Saturday, 6 September 2008

VMware ESXi on an HP ML110 G5

I recently bought an HP ML110 G5 from Ebuyer because it was going very cheap (£220 for a dual core Xeon, 1GB RAM and 250GB hard disk). This box will be my new server, possibly for trying things out with, but maybe as a replacement for my Shuttle that currently runs VMware Server on OpenSUSE.

Unfortunately, the first attempt at installing ESXi failed with the message that no storage devices could be found. After some searching, I found that by changing the disk settings in the BIOS from "Auto" to "SATA" fixed the problem and the disk was found (full details here.

The installer again failed with the following error: "Unable to write image to the selected disk. This maybe caused by bad sectors on the device or another hardware problem."

One comment I read suggested the amount of memory could be a problem. As this is to be a VM server, I ordered another 4GB RAM (CT810056 4GB kit (2GBx2), 240-pin DIMM Upgrade for a HP - Compaq ProLiant ML110 G5 System) from Crucial and fitted it this morning.

ESXi installed without any problems. Now to install some VMs...

4 comments:

Damian said...

Hi JR

I too have an HP Proliant ML110 G5, which I bought a month back for £115 with shipping - bargain price (uk.insight.com).

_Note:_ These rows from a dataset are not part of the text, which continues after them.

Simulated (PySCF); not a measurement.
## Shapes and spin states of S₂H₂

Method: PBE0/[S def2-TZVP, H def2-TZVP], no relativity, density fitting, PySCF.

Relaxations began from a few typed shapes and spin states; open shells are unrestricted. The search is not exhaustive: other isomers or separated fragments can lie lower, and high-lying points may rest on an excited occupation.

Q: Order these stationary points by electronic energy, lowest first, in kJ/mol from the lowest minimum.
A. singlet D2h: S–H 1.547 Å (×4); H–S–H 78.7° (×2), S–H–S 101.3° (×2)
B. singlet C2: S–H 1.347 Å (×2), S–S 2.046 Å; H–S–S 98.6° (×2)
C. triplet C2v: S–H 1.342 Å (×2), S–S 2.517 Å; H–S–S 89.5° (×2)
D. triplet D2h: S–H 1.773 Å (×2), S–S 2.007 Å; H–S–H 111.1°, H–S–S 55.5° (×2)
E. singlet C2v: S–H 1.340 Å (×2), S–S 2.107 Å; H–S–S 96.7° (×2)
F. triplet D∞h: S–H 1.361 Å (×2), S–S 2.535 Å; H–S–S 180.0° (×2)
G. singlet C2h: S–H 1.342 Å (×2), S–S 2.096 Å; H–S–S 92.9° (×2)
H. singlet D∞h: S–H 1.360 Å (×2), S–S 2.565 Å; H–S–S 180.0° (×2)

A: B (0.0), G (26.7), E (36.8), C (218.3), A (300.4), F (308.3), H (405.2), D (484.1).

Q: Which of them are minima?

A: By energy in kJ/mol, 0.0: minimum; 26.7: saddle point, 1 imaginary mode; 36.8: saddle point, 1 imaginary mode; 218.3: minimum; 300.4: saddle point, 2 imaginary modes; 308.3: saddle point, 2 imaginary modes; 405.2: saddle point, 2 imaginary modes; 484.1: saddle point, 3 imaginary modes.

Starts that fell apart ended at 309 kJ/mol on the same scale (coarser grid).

My first attempt at installing RHEL5 failed.
Well, the install went through fine, but then first boot gave a kernel panic...haven't had time to look at it since (been a few weeks now).

Anyway, was hoping to do the same as you - setup a bunch of VM's on the box, rather than limiting myself to a single OS instance.

Having never done this before, I assume (from your post) that one uses VMware ESXi?

Would be curious to know your progress in getting the machine up and running...

....looks like I'll too need to push up the memory beforehand though...

D.

JR said...

Hi Damian.

Yes - I'm using the latest version of ESXi. To be honest, I've spent most of my time with the box playing with various hypervisors - ESXi, Citrix XenServer Express and a trial copy of Windows Server 2008.

The problem is that both ESXi and XenServer requires a Windows client to configure them, so I'm having to use my wife's machine (my main machine is Linux or Mac OS X).

For what it's worth, ESXi seems to work fine. I've not done much with it beyond create a couple of VMs. I'm on the VMware training fast track next month, so will be putting a lot more effort in when I get back in order to revise for the VCP exam.

Damian said...

Hi JR

Interesting....
So which would you say runs better, or is more "manageable" between ESXi, Xen and Win2k8?
Have you had a look at Solaris 10 containers? My work colleagues feel that is it the fastest "bare metal"
experience of virtualization on the market yet....although I'd imagine one could only run Solaris or Linux
in such a setup (which is all I'm after anyway).

D.

JR said...

Hi Damian.

I've used Solaris Containers / Zones a lot in my workplace. It is a very useful way to create Solaris environments, and even Linux (using a "branded zone").

However, it's not really bare-metal. It's more a way to break a single Solaris instance into multiple, separate environments.

At home, I'm running a Suse server with VMware Server on top. In this I've created a Solaris 10 VM which I've then zoned to create separate dns and mail servers. Why? Because I could... and I wanted to see how well it worked. Answer: well enough that it's been like that for a year, but I'm looking to use the ML110 to implement something on the bare metal.

As for the manageability of the various hypervisors, they generally appear to be similar for the basics. I use VMware at work, so have more familiarity of VI Client, but all of them are wizard driven and have the same concepts.